NIST: How America's Authority on Measurements Relies on Ansys HFSS to Calibrate Their Measurements

Established in 1901, National Institute of Standards and Technology (NIST) is one of the oldest physical science laboratories in the U.S. In 2015, I held a post-doctoral position there. I worked on numerous projects associated with wireless technology for more than three years at NIST, including some of the earliest work on measurement tools to support next-generation 5G networks.

I’d like to share some interesting work I recently engaged in with my former colleagues at NIST and other researchers from the University of Colorado in Boulder. This work has demonstrated an atom-based sensor that can determine the direction of incoming radio signals, which is the key to more reliable communications than conventional technology has achieved.

Fig. 1. Researchers determined the angle of arrival of an incoming radio frequency signal based on laser measurements at two locations inside a cesium vapor cell. Fig. 1. Researchers determined the angle of arrival of an incoming radio frequency signal based on laser measurements at two locations inside a cesium vapor cell.


Atom-based sensors have attracted a lot of attention lately. Measurement standards have adopted a plethora of atom-based measurements over the last couple of decades, such as length (m), frequency (Hz), time (s) and mass (kg) standards. There is a strong interest in extending this adoption to magnetic (H) and electric (E) field sensors.

A Rydberg atom is an atom excited into a high energy state whose outermost electrons are in very high orbits around the nucleus. Rydberg atoms have many interesting properties including a sensitive response to external radio frequency (RF) fields. The rich resonant response of these atoms to the external RF fields occurs across wide frequency range from MHz to THz.

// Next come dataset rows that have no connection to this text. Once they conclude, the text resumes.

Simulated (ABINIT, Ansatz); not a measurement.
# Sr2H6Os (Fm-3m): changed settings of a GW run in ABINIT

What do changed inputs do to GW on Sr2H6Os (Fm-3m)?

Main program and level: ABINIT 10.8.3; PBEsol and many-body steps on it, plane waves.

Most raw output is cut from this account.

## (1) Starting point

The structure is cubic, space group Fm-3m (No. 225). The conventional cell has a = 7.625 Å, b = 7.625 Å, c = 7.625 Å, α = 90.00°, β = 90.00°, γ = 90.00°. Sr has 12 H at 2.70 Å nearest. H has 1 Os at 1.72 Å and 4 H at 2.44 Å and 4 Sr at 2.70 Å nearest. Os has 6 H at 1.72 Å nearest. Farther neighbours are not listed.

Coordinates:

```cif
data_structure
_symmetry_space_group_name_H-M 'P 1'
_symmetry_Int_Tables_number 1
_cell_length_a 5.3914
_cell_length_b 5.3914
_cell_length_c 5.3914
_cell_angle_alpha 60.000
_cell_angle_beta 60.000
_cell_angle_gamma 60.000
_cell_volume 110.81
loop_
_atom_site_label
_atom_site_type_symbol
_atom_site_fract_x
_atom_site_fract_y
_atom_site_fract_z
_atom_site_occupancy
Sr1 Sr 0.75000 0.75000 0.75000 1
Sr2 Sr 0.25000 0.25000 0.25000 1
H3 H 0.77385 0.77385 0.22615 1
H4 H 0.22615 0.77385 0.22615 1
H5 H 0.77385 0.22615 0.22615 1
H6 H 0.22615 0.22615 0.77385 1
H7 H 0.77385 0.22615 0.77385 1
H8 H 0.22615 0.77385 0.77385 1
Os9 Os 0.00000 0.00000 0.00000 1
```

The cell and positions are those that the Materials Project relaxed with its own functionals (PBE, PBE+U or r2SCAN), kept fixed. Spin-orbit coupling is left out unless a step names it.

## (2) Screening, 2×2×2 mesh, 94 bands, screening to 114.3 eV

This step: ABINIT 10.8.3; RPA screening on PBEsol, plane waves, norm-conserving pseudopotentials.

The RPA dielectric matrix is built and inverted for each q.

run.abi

Sponsored by the Defense Advanced Research Projects Agency (DARPA) Quantum-Assisted Sensing and Readout (QuASAR) program, NIST has made significant progress in developing Rydberg atom-based RF e-field sensors. These sensors offer advantages over current technology, including the ability to measure amplitude, polarization and phase of the RF fields. Numerous applications are emerging from this technology such as detection of fields and modulated signals, detection of an angle of arrival (AoA), vector fields, different waveform characterization, DC to THz detection, and detection of very weak and very strong fields.

Collaboration Calculates Angle of Arrival

NIST collaborated with Ansys to investigate the capability of Rydberg atom-based sensors to determine the AoA of an incident RF field measurement, which is of great interest to the radar and communications industries. NIST has developed a heterodyne technique that uses a Rydberg atom-based mixer for measuring E-field phase. An atom-based mixer takes input signals and converts them into different frequencies. While one signal is used as a reference, the second one is detuned to a lower frequency. The mixer essentially determines the phase of the detuned signal at two different locations inside an atomic vapor cell. Scientists can calculate a signal’s AoA based on the phase difference at those two locations.

To confirm the validity of the proposed method, NIST measured phase differences at two locations inside the vapor cell for different AoAs and compared those with Ansys HFSS simulations and a theoretical model. HFSS proved to be a very accurate simulation tool capable of efficiently matching measured and theoretical data, and addressing the errors caused by measurement setup. Because the atomic vapor cell was made of dielectric, the RF field can exhibit multi-reflections inside the cell and generate standing waves perturbing the RF field that was measured. NIST scientists relied on Ansys HFSS simulations to correct the atom-based sensor response due to field perturbation issues in order to get improved agreement with the theoretical model.

Agreement of experimental, Ansys HFSS and theoretical data
Agreement of experimental, Ansys HFSS and theoretical data

Fig. 2. Agreement of experimental, Ansys HFSS and theoretical data


At Ansys, we constantly encounter researchers who are surprised after seeing excellent agreement between simulated and measured results. They truly shouldn’t be surprised. We are actually doing exactly the same thing; the only difference is that metrologists are doing their research in labs and simulation gurus on computers. Both of us are solving Maxwell’s equations, which proved to be universally correct over 150 years ago and – as formulated in Ansys HFSS with automatic adaptive meshing – are deterministically accurate.

This outstanding R&D effort is helping to ensure the performance of modern radar and wireless communications. In this and many other studies, Ansys once again demonstrates the accuracy and the value of our simulation tools. Simulation helps researchers achieve high fidelity results in less time than ever before, thereby boosting development of cutting-edge technologies.


1. NIST Demo Adds Key Capability to Atom-Based Radio Communications

2. NIST Quantum Probe Enhances Electric Field Measurements

3. A.K. Robinson, N. Prajapati, D. Senic, M.T. Simons and C.L. Holloway. Determining the Angle-of-Arrival of a Radio-Frequency Source with a Rydberg Atom-Based Sensor. Applied Physics Letters. Published online March 15, 2021.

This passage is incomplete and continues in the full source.